7. The proper calculation of rent for the period from 2003 to 2023
[236] The parties disagree over the proper calculation of rent from the beginning of the second renewal period in 2003 to the end of the lease in 2023. This dispute turns on if and how the provisions of the lease that set out the calculation of certain kinds of rent were affected by the provisions of the lease that provided for the renewal of the agreement.
[237] I will first set out the applicable provisions of the lease. I will then set out the position taken by each party.
[238] Following that introduction, I will explain why I conclude that the tenant’s interpretation of the provisions is correct. In reaching this conclusion, I will interpret the provisions of the lease and the subsequent lease amending agreements using the principles of contract interpretation set out above in paragraphs [38] to [45] above. This includes considering evidence of the surrounding circumstances during the negotiation of the second lease amending agreement. Finally, I will explain why the evidence that the tenant paid the lease in a manner consistent with the landlord’s interpretation of the lease is of no assistance to me in interpreting the lease.
Applicable rent provisions in lease and amending agreements
[239] I think it is helpful to set out the applicable provisions from the lease and amending agreements before outlining the position of the parties.
Provisions in original lease
[240] As explained in the second recital to the lease, the landlord entered into the lease “in consideration of the rents, covenants, and agreements” contained in the lease. Section 2 of the lease states that the tenant “shall pay rent in the amounts at the times and in the manner” required by the lease during its term, which is defined to mean 20 years. There are several sections of the lease that explain the amounts that the tenant is to pay to the landlord.

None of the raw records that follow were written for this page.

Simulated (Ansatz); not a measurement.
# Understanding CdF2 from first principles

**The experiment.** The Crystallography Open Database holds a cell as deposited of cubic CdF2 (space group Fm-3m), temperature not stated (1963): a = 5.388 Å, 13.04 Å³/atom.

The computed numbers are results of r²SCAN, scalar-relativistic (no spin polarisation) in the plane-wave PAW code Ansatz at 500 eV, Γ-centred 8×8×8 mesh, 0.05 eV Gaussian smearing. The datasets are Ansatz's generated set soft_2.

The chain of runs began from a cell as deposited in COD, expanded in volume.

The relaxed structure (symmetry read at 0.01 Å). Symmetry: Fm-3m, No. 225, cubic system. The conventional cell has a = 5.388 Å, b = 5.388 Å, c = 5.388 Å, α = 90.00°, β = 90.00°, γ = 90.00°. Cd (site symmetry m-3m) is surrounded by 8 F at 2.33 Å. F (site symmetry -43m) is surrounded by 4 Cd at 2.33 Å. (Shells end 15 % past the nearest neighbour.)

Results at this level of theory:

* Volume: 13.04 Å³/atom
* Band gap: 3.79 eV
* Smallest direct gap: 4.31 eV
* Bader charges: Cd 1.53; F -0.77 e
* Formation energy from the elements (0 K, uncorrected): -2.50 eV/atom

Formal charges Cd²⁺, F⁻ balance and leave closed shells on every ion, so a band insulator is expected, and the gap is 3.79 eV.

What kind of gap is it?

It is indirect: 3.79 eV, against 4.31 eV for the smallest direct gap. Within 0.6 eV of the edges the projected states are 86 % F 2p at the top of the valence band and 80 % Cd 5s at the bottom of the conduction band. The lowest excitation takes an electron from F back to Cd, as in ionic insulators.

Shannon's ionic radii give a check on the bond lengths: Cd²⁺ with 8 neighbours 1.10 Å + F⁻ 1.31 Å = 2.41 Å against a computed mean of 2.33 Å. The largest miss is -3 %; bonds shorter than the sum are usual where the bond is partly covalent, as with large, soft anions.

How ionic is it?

[241] First, Article II of the lease creates one category of payment called “minimum rent,” which is $265,039.50 per year plus “the additional rent calculated on percentage of sales” as provided in the lease:
II. MINIMUM RENT
YIELDING AND PAYING THEREFOR, unto the Lessor during the term hereof, a minimum annual rent calculated as follows: $8.25 per square foot of rentable area of the leased premises for each and every year during the term hereof, in the amount of $265,039.50 per annum, payable in equal monthly instalments on the first day of each and every month in advance, in the amount of $22,086.63 during the term hereof, plus the additional rent calculated on percentage of sales, if any, which may be payable by the Lessee as hereinafter provided.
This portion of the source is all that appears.